We’re also giving people our Poppy’s Sunday Sauce recipe. When you order on allyoos.com, you get our recipe card with your order! This is another way we treat our consumers like cousins, like family — extending a time-tested family recipe, and everyone loves a good Sunday sauce. We’re Italian, and this whole Italian thing in beauty is definitely untapped. My brand is definitely an extension of me and my personality, so these things come more natural. I do think that if your creating a brand, and you can somehow tie in little parts of yourself, bits that you think will really resonate with people, it’s the most authentic thing you can do. It will also set up apart, because no one is you.
4. How is Allyoos challenging the status quo?

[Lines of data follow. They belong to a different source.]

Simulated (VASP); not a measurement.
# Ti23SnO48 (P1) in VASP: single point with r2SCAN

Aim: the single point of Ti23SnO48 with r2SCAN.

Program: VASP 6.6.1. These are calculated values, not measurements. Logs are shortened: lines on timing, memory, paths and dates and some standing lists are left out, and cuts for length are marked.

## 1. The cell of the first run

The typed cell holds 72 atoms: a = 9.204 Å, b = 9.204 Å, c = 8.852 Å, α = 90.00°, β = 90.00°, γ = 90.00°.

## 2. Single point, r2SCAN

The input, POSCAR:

Honestly, I think the hardest part for me was quitting my job. I had the best team who I’m still best friends with today, and I loved working with them. I didn’t start allyoos because I hated my job, or wanted to do the next best thing, or was unsettled. It’s really the opposite. I was so inspired by my job and team and coworkers that I wanted to recreate it and make it my own thing.
It’s hard to go from working with great friends everyday to working alone all the time. There is nothing glamorous about being an entrepreneur, and if there is, I didn’t get to that part yet, lol. It’s the hardest thing I’ve ever done. And I’m a do-er. I really do grin and bare it, I gladly take a lot on, don’t make excuses, and I’m still going with—it’s all hard. But, it’s worth it. And it’s cool. And it’s the smartest and most creative I’ve ever felt.
5. What are you most proud of since launching allyoos?
I have to say, our launch day was the coolest day ever. I picked a bunch of my favorite people, fitness studios, restaurants, and stores. Then, I took screen shots of their individual IG posts and made everyone a custom wrapping paper. We took a bunch of allyoos press kits (that also looked super cute) and wrapped them up in everyone’s personal IG posts. Mailed and hand delivered them all round NYC, LA, and Miami.
I don’t have PR yet and don’t have a huge marketing budget, so I had to think of a way to really get people to post us. And it worked! We got incredible feedback from people we admire and have followed for years! Jennifer Fisher, David Grutman, the list goes on. Just to see that these big business names we look up to were calling us “cool” and “smart” was incredible.
6. What does your morning routine look like?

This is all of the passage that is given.